I've read the 1st, 2nd and last.

I wasn't a major fan of the movie (why did they kill the vogons?) but I loved Sam Rockwell and Mos Defs portrayal of Zaphod and Ford.

(Despite the description the movie version of Ford was exactly what I dreamed he was like.)


----------



## goldenquagsire (Jan 15, 2009)

> And, back on topic, EOIN COLFER?! I can understand Terry Prachett, but Colfer? Colfer doesn't really have Adams' awesome style, and, from what I can tell, he writes pretty serious stuff.


Colfer doesn't really write super serious business, imo. His books have some serious moments but usually they're either a bit ridiculous, fantastical, funny or just downright immature (fart-powered dwarves~). Not quite as nonsensical as Pratchett or Adams, but still pretty cool.

Unless of course he's written a bunch of really serious stuff that I haven't heard of. D:

Also, when I watched the movie, at first I was a little "woah dude a black ford?" but actually he played the role decently.


----------



## ultraviolet (Jan 16, 2009)

I didn't like how they made Ford a black guy (I mean for a start, it's like the direct opposite of what he's described as in the book, wtf) and while the actor played him alright, I felt that he ended up too much being the 'token black guy', which irritated me a bit.
I think they did Zaphod pretty well though. But the movie was so rushed and slapped together it was just... blech. I mean, of course they couldn't fit one book into a decent-length movie, but it just didn't work.


----------



## Crazy Linoone (Jan 16, 2009)

goldenquagsire said:


> Colfer doesn't really write super serious business, imo. His books have some serious moments but usually they're either a bit ridiculous, fantastical, funny or just downright immature (fart-powered dwarves~). Not quite as nonsensical as Pratchett or Adams, but still pretty cool.


Naw, I meant that he's not close to being Prachett or Adams in terms of humor. It's not like _anyone_ can ever come close to them, though... 

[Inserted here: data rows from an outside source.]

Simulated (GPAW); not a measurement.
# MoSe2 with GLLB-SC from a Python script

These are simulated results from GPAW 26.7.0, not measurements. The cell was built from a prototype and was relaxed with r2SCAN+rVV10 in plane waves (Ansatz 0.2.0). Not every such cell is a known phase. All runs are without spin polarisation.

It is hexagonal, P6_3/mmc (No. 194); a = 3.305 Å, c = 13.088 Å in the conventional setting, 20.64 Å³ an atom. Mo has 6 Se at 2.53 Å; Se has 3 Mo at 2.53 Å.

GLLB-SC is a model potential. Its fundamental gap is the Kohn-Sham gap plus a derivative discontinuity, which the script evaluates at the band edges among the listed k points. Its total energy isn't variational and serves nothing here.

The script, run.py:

I was surprised by the black Ford, too. And I was complaining about Zaphod's lack of heads and arms in the beginning, and then complaining about the incorrect placement of Zaphod's head throughout the rest of the movie. And when Arthur acted all OOC on Magathea. The only part I really liked about the movie was when he rode the elevator thing with Slartibartfast across Earth. That was pretty cool.


----------